In recent meetings with all 30 general managers, Adam Silver acknowledged that tanking has become “worse this year than in recent memory” and stressed that competitive integrity is at risk. The commissioner emphasised that the league will introduce rule changes specifically designed to reduce the incentive for teams to lose intentionally to improve draft odds.
Silver had already hinted at a more aggressive stance during NBA All-Star weekend, when he said he was prepared to explore “every possible remedy” to curb suspicions of manipulated line‑ups and strategic losses by teams drifting out of the playoff picture. Within the league office, there is a growing feeling that tanking has shifted from being an occasional tactic to a structural threat to the NBA’s image and product.
The rule ideas on the table
Discussions between the league, the competition committee and ownership groups have produced an extensive menu of potential reforms, all designed to make bottoming out a less attractive strategy. While not all of them are expected to be implemented, sources indicate that a meaningful package of changes is being prepared.

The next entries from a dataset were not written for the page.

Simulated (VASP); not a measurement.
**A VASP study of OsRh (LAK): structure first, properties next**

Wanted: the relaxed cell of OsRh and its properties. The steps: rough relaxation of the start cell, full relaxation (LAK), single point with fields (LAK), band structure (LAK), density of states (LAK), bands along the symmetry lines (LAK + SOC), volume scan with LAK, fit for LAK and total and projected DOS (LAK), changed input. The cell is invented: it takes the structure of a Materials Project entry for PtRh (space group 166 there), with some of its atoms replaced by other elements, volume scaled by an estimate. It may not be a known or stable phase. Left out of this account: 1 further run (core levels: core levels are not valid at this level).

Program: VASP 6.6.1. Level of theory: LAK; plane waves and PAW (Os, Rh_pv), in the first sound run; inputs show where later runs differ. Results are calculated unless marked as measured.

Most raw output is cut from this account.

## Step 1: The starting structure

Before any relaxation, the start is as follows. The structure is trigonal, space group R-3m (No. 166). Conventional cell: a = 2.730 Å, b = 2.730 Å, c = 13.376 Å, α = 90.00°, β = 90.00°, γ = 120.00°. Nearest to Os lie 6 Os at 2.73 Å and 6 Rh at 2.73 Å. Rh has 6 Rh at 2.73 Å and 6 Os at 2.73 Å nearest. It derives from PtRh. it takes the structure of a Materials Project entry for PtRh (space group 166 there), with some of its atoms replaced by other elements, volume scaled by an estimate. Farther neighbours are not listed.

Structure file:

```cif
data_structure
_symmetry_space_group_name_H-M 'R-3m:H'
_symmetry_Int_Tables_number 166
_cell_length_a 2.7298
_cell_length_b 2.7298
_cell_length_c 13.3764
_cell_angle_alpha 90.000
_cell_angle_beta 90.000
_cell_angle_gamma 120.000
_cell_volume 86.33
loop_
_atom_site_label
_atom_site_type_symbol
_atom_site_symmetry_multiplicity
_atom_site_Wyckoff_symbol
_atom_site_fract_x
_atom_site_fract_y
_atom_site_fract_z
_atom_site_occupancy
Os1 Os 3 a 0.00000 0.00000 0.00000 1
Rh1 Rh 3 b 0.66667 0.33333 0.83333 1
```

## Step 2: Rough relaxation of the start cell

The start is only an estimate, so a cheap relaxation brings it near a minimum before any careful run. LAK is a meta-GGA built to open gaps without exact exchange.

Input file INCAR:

Among the ideas being seriously considered are:
- Limiting first‑round pick protections
Teams could see protections restricted to top‑4 or full‑lottery (top‑14) ranges, curbing complex trade constructions that currently encourage franchises to sink in the standings to retain or convey protected picks at optimal times. - Freezing lottery odds at the trade deadline
Under this concept, a team’s lottery probabilities would be locked in as of the deadline, removing the incentive to aggressively pivot into a late‑season nosedive once it becomes clear the playoffs are out of reach. - Capping consecutive top‑4 selections
One proposal would prevent teams from picking in the top‑4 in consecutive drafts, or from finishing among the three worst records in back-to-back seasons, in an effort to discourage extended, multi‑year free-falls. - Blocking recent contenders from the very top
Another option under consideration is to rule out any team from drafting in the top‑4 the season after reaching a conference finals, designed to stop franchises from tearing down competitive rosters immediately after deep postseason runs. - Using multi‑year records for lottery odds
The league has also explored weighting lottery odds based on a team’s performance over the past two seasons, rewarding consistent effort and making single‑season collapses less rewarding. - Expanding and flattening the lottery
Extending lottery participation to play‑in teams and further flattening the odds among non‑playoff clubs would reduce the marginal benefit of being truly terrible versus simply missing out on the postseason.
The league is unlikely to adopt every measure at once, but there is a clear intent to reshape the risk‑reward equation in front offices that have grown comfortable with aggressive rebuilds.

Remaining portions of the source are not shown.